The other half (better half) that lives at Grandma Honey’s house is Grandpa Bob. He is also known as Papaw Bob but he will answer to about anything. I am very honored and happy to be sharing my life and the grandparent journey with him. He may seem to be in the background but he is the foundation of our family.
Our journey in life started a little over 29 years ago when we met on a blind date. I admired him from the first day as he was a single parent raising 3 of his 4 children, working a full time job and was a member of the National Guard. We met in July and got married in September. How could you date with 7 children, school and sports activities and we both worked full time? We knew it was the right thing to do and the gamble paid off.
The parenting years were very busy. Our lives revolved around the children. School shopping for 7 children was a financial nightmare. Each year on the first day of school, we sat there in the evening and filled out 7 emergency contact forms, wrote out 7 checks for book fees, counted out lunch money for the week x 7, and filled out our calendar with all of the sports practices and games. The following week started by writing out 7 school picture checks.

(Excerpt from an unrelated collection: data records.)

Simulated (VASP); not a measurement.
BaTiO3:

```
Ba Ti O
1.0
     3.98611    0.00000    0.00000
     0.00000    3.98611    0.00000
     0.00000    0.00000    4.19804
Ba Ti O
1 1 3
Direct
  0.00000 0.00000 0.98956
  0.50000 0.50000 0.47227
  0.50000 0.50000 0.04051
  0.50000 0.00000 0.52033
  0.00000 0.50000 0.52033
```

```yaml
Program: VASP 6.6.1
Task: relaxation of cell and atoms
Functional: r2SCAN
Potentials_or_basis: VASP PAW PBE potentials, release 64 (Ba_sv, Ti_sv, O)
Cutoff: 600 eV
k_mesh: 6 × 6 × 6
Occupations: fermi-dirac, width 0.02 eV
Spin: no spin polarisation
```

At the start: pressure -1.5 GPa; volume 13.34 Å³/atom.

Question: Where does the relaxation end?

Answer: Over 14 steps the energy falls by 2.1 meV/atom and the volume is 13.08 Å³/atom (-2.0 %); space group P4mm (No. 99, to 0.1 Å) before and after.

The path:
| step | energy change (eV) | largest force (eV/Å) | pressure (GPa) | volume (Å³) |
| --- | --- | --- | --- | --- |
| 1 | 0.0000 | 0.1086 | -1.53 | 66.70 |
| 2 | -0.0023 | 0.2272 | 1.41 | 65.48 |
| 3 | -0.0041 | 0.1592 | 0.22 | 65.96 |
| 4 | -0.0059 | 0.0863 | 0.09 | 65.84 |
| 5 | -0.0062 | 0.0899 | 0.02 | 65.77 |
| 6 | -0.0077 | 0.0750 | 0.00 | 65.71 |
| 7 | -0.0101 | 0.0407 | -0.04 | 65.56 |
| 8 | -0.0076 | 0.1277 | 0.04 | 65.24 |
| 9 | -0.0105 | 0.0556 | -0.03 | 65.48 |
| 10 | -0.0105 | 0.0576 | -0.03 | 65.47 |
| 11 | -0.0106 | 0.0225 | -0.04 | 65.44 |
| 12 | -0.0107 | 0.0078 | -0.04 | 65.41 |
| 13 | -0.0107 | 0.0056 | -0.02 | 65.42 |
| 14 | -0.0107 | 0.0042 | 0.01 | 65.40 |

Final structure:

Bob always helped with the boy’s football, baseball, and wrestling teams from pee-wee through high school.
We did not eat out and only took 2 vacations. I bought 16 boxes of cereal a week, a gallon of milk a day and we used 10 lbs of potatoes for each dinner meal. I cooked and baked enough to feed a small army.
At the end of our first year of marriage we bought a larger house, but we could not afford furniture in the big formal living room until most of the children had left home! They used the empty room to practice cheerleading or wrestling. My pretty car was traded in for a mini-van (this was before the days that is was cool to have a mini-van).
Grandpa Bob worked all of the overtime possible and I was the main taxi driver for the family. He assumed the role of babysitter/entertainer for the children many days as he worked shift work and I worked dayshift. The second year we were married he bought a boat to help keep the children entertained. He would load them all up and stay on the river for the day until it was time for me to come home. They learned to ski, tube and find islands to play on.
He is an avid hunter and taught the boys to use a gun, a bow and to hunt.
The worst experience I can remember for him to go through was about the second week we were married and he had all of the children. He called me at work in a panic, with 2 screaming/crying little girls in the background and he did not know what to do. One of the girl’s little kittens had climbed into the car engine, which no one was aware of. After a trip out, they discovered blood dripping from the car. Poor Bob…that was a nightmare.
Through the years, the children grew up, finished college or started careers, got married and have now blessed us with 13 grandchildren. We know there will be more to come.
He is a sentimental man, loves to watch Hallmark movies with me, and buys me romantic cards or gifts.
He worked with my daughters to pull off a surprise birthday party when I was 50 and again at 60.
He likes to go on romantic picnics.
He takes me on surprise trips to our favorite lake.
He loves Fall and shopping at the pumpkin patch and then decorates the front of the house.
He likes to help me put together the cookie trays that we give to people at Christmas time.
The past 3 years he has helped me cook and bake for 2 days preparing our family Christmas party.
Grandpa Bob loves to hear stories about the grandchildren and we look at their pictures on Facebook and Instagram each evening, or talk to them on Face-time.
We laugh a lot when we talk about them because now we get to sit back and enjoy these years, the parents have all of the work now. We say to each other every day how blessed we are with our life and our family.
When I think of my own grandfather, he was a strong man, very kind, but quiet and always seemed to be in the background compared to my grandmother. This is probably a common thing with a lot of grandfathers.
Bob is by no means a quiet man but everyone that really knows him understands what a good and caring man he is. He loves his family so much and as I said earlier, I am so happy to be sharing the grandparenting journey with him.